There are a couple brief mentions of Stoic philosophy in Flow, but this weekend, when I read Seneca's Letters from a Stoic, I was really struck by how much Seneca's brand of Stoicism overlaps with Csikszenmihalyi's idea of flow, the Buddhist concept of mindfulness (both of which I think are very similar). This line in particular jumped out at me:

The philosopher Attalus used to say that it was more of a pleasure to make a friend than to have one, ‘in the same way as an artist derives more pleasure from painting than from having completed a picture.’ When his whole attention is absorbed in concentration on the work he is engaged on, a tremendous sense of satisfaction is created in him by his very absorption. There is never quite the same gratification after he has lifted his hand from the finished work. From then on what he is enjoying is the art’s end product, whereas it was the art itself that he enjoyed while he was actually painting. So with our children, their growing up brings wider fruits but their infancy was sweeter. (letter IX)

Compare this with Flow, which is

a sense that one’s skills are adequate to cope with the challenges at hand, in a goal-directed, rule-bound action system that provides clear clues as to how well one is performing. Concentration is so intense that there is no attention left over to think about anything irrelevant, or to worry about problems. Self-conciousness disappears, and the sense of time becomes distorted. An activity that produces such experiences is so gratifying that people are willing to do it for its own sake, with little concern for what they will get out of it, even when it is difficult, or dangerous. (p. 71)

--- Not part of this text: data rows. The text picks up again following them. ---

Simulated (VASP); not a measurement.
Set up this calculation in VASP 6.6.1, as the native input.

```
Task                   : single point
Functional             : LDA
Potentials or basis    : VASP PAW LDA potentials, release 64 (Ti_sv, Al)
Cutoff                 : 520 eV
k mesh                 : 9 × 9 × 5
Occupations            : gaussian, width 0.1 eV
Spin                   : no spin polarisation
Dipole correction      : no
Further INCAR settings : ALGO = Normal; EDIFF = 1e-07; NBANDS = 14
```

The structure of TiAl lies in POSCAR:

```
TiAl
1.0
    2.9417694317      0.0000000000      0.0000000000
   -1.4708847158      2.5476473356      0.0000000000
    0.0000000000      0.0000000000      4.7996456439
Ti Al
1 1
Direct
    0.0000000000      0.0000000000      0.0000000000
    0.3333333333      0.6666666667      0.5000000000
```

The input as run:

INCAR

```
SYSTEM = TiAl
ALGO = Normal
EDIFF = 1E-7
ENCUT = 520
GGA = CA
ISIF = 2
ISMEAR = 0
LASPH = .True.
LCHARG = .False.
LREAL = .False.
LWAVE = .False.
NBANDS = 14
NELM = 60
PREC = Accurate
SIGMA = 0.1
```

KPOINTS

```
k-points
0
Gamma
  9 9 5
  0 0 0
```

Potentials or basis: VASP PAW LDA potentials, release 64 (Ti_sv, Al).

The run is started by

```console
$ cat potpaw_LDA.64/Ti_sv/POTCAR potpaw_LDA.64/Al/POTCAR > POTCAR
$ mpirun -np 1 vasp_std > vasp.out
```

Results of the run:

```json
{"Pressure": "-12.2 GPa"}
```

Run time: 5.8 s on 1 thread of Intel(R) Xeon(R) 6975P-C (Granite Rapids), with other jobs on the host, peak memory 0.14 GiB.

Likewise, compare Csikszentmihalyi on happiness, and Seneca:

Happiness is not something that happens…. It is a condition that must be prepared for, cultivated, and defended privately by each person. People who learn to control inner experience will be able to determine the quality of their lives, which is as close as any of us can come to being happy. (p. 2)

Do you think such [modest] fare can do no more than fill a person up? It can fill him with pleasure as well, and not the kind of insubstantial fleeting pleasure than needs constant renewal but a pleasure which is sure and lasting. Barley porridge, or a crust of barley bread, and water do not make a very cheerful diet, but nothing gives one keener pleasure than having the ability to derive pleasure even from that– and the feeling of having arrived at something which one cannot be deprived of by any unjust stroke of fortune. (XVIII, 68)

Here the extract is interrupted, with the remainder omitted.